Fudge Brownies (by Alice Medrich)
1 cup AP flour (sifted)
1/2 cup plus 1/2 tablespoon unsweetened Dutch process cocoa
1/4 teaspoon salt
1/4 teaspoon baking powder
5 tablespoons butter (or stick margarine)
1 and 1/4 cups sugar
1 egg
2 egg whites
1 teaspoon vanilla extract
1 teaspoon instant coffee granules or espresso dissolved in 1 teaspoon water
1. Preheat oven to 350 degrees F; place oven rack in lower third of the oven. Line an 8-inch square baking pan with foil or parchment paper and spray with non-stick cooking spray.
2. Using a whisk, stir the first four ingredients together in a large bowl and put aside.
3. In a medium sauce pan, melt the butter. Remove from the heat and then stir in the sugar, mixing until combined (will be a grainy consistency). Next, add the egg, egg whites, vanilla, and coffee or espresso. Beat with a wooden spoon (approx. 40 strokes), scraping down the sides of the pan if necessary. Add the dry ingredients and mix for another 40 strokes or just until mixed.

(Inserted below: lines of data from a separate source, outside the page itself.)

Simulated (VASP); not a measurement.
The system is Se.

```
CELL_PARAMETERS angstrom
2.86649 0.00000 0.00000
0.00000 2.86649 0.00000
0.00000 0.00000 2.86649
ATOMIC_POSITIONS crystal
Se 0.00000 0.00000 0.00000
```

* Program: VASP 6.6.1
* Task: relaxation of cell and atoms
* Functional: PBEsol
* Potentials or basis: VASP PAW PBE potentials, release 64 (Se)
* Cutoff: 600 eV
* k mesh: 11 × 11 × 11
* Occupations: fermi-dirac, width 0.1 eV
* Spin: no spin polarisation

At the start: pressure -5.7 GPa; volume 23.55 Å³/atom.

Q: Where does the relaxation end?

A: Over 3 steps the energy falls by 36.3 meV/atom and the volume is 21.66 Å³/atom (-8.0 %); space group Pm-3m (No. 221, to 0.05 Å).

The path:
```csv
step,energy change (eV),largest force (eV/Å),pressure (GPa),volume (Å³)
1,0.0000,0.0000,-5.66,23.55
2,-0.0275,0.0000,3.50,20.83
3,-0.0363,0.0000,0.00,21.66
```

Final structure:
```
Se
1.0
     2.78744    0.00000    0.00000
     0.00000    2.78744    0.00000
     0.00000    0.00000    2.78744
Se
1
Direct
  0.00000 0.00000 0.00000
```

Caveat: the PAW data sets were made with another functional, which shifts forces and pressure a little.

4. Pour mixture into the prepared pan, spreading evenly. Bake for approx. 20 minutes depending on your oven (as I mentioned, even 20 minutes was too long for me so you may want to start checking your brownies at close to 18 minutes--insert a toothpick into the center of the pan and if it comes out a little gooey, it's done).
5. Cool in the pan, on a baking rack. Once cool, grab the parchment or foil and remove the brownies from the pan. Cut into 16 squares.
notes: the brownies can be stored at room temperature, well wrapped for up to 2 days; can freeze them for up to 2 months.